Under the measure, the two main federal programs for charter schools would be consolidated, combining federal grants to help charter school developers open new schools, with money to help charters find and fix up facilities. Overall, it calls for $300 million a year in federal funding for charters, a little more than the roughly $250 million the current Charter School Grants program received in the most recent budget, for fiscal year 2014, which started back on Oct. 1.

The revamped program would provide incentives for states to help develop charter schools and make it easier for those who operate charters with a track record of success to open more schools. Right now, charter operators can get federal grants to open new schools, but not to expand existing, successful models.

The bill closely mirrors legislation, also supported by Kline and Miller, which passed the U.S. House of Representatives by broad, bipartisan margins back in 2011, as well as the charter portion of a broader bill to renew the Elementary and Secondary Education Act, which only garnered GOP support. Neither bill ever made it to the floor of the U.S. Senate.

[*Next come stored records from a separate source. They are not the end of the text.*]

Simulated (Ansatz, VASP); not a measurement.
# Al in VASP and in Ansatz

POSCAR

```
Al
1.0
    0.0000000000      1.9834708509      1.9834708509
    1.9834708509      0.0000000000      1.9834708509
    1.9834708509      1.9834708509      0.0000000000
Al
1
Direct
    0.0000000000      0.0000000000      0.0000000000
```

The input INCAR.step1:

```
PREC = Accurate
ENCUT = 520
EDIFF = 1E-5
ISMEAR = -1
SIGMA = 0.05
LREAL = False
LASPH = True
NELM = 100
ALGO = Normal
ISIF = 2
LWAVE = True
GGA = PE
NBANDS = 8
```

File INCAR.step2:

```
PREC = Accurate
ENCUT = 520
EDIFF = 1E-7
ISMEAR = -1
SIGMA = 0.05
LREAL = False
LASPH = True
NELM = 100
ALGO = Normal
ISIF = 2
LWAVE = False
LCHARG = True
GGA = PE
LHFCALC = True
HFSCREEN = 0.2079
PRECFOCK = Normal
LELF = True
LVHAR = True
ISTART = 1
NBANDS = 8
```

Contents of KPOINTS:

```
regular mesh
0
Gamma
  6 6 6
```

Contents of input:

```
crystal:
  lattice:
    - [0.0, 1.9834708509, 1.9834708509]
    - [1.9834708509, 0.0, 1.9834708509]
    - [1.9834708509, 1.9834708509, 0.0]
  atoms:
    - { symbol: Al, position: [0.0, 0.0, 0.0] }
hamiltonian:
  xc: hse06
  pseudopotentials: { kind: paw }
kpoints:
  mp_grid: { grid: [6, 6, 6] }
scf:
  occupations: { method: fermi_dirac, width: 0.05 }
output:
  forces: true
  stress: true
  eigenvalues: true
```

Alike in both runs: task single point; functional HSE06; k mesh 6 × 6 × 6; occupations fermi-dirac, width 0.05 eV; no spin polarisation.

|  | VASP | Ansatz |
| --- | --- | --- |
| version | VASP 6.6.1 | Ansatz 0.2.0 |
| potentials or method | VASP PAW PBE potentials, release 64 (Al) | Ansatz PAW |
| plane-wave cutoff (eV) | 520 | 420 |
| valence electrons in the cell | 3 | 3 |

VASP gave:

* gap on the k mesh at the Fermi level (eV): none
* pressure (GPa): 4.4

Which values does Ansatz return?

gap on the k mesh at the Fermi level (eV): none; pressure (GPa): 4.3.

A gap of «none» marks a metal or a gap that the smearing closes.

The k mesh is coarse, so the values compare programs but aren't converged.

The big difference in this new piece of legislation: The bill would create a grant program to help Charter Management Organizations (think KIPP or Aspire) open new charter schools. That’s something U.S. Secretary of Education Arne Duncan supports.

And the bill makes it clear that states can use so-called “weighted lotteries,” meaning that they can give preference to low-income students, racial minorities, and other disadvantaged children in admissions. That’s something the administration has also been pushing. In addition, it would allow students who graduate from one charter school (say, an elementary school) to enroll in an affiliated school (say, a middle school) without having to go back through a lottery.

Advocates for charter schools gave the legislation a big thumbs-up, including the National Alliance of Public Charter Schools and the National Association of Charter School Authorizers. And some advocates for students with disabilities—a group that many argue has been ignored by the charter sector—are also on board, including the Council for Exceptional Children and the National Center for Learning Disabilities.

But Mary Kusler, the director of government relations for the National Education Association, a 3-million member teachers’ union, said the bill doesn’t go far enough when it comes to beefing up accountability measures for charter schools.

The bill “falls short of safeguards needed in the two-decade-old charter sector,” she said. For instance, she explained, the bill doesn’t require charters that get private money to disclose how much and who it is from. (That’s something state and federal laws for non-profit organizations often govern, but Kusler argued that disclosure laws vary state by state.) It also doesn’t require charters to have the same open-meetings laws as other public schools.

Still, Kusler sees the bill, overall, as an improvement on current federal laws governing charter accountability. For instance, she likes a provision that would call for states to spell out their oversight plans for charter school authorizers.